I don’t pay attention to petty grievances. I don’t want to compete negatively, even with those who don’t apologize, but I distance myself from them. I’ve learned that I need to be cautious. I didn’t, and I was punished. Because my best friends betrayed me. They found it easy. I don’t regret allowing them to hurt me. Or rather, I do regret it. But you can’t always be on guard. But I advise you to do so from now on, even if you’re still so young. Don’t waste yourself on interactions and don’t expose yourself.
You are not involved in quarrels.
I have lost fortunes from relatives.I haven’t claimed them because I don’t want to hate people through things. This doesn’t mean that I am virtuous. For me, a good person is someone who speaks with their God.
You lived in a more conservative era where the particularities of artists were often hidden, if possible, and their eccentricities were generally off-putting to the wider public. There was not the same level of acceptance as there is today.

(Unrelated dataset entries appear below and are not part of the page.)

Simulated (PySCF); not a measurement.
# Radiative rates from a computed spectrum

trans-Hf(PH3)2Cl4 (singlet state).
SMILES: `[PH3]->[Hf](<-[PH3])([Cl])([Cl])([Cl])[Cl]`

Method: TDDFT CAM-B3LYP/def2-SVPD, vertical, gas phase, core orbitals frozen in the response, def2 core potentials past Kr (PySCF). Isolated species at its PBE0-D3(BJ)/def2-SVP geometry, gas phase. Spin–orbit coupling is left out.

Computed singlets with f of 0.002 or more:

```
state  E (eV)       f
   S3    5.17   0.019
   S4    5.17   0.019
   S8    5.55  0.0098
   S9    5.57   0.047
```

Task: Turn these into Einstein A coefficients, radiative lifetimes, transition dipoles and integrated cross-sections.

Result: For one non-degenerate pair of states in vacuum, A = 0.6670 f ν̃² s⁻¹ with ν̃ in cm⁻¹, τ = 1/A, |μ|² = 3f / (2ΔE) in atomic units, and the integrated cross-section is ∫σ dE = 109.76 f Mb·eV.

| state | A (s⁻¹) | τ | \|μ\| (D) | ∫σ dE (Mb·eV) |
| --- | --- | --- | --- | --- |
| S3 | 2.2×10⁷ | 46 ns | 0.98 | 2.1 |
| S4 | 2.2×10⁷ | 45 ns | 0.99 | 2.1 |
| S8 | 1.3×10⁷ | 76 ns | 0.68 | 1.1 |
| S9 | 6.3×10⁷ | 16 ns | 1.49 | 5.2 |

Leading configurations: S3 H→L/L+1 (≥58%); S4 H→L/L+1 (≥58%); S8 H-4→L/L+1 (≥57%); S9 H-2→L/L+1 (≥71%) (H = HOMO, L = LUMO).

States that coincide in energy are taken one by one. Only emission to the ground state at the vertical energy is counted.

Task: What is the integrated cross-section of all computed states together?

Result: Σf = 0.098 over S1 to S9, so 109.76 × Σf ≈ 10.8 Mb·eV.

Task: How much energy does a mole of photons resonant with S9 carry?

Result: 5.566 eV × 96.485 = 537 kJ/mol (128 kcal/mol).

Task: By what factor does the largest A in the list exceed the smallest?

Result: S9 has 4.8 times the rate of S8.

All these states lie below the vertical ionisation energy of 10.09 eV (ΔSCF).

Take Tsarouchis and Giorgos Ioannou, for example. It cannot be said that they were not homosexual. Personally, I did not judge homosexuality; it was as if I were unaware of it. I never discussed it with them neither with Tsarouchis nor with Ioannou.
Before we finish, let’s talk about your works abroad that are not among your most famous. You performed Hippocrates at New York University. Very impressive. How did that come about?
Where did you see it?
I was looking at universities in the States and I stumbled upon it just a few days before we met.
I liked that you found it because things like that give me courage. I have so many scattered works here and there. The university’s dean, who was Greek, asked me to do it. I have some related photos to show you below. It was twenty years ago.
How do you work on large-scale projects you have taken on, like in Lebanon?
In Lebanon (people are at risk again), I built a stone structure at my height. I worked on it there and asked for an assistant. They gave me an elderly man. He had a bypass. He asked if another elderly man could come to have something to eat, and he also had a bypass. But it didn’t bother me. They worked, but they had no idea what stone was. They worked because I can make people learn about stone. I have done it at least 100 times.
Just like with the children in Crete? Mainly in Heraklion, but also in Rethymno and Chania.
I would give them tools. The reason wasn’t to make them sculptors. ‘But did you want to make us sculptors in a week?’ they said. No, I don’t want to make you sculptors. It’s difficult to become sculptors. You have a misunderstanding. I wanted to teach you how to carve stone. To make a hollow so that animals can drink water. To utilize every stone, even those from ruins. The stone has pain.
That’s how you started to love sculpture too. With your uncle!
You move me, Panagioti. Exactly like that.
In each of your interviews, you choose to say something you’ve never said publicly before. Is there something you will say for the first time to me?
I already told you! The lack after the Kouros. The deconstruction of sculpture! So you’ve hit a big jackpot. I’ve never said that before, and this, you should know, is my testimony.
It’s a great honor for me, Mrs. Papadoperaki! A great honor.
And for me as well, my Panagioti. It was perhaps the best interview I’ve ever given. But you told me we should also talk about God.
Yes, but it’s getting dark and you wanted us to go to the workshop, so I skipped the question.
Virtue leads you to God. It’s an elusive concept. I want to believe that I communicate with Him. And just to have a laugh to show you where this communication leads: I see in my dream that during a talk, someone asks me, ‘What does God mean?’ What do I tell them now? What is God? What is God, I was saying to myself… Inspiration strikes me, and I say, ‘God is the one who taught us to eat pancakes with syrup!’ Isn’t that crazy?
Crazy beautiful! Yes, surreal!
But God taught us this as well. Just think of bread, water, oil, wine! Everything pancakes need. So it’s what God gave for life. To live!”
Art de la table!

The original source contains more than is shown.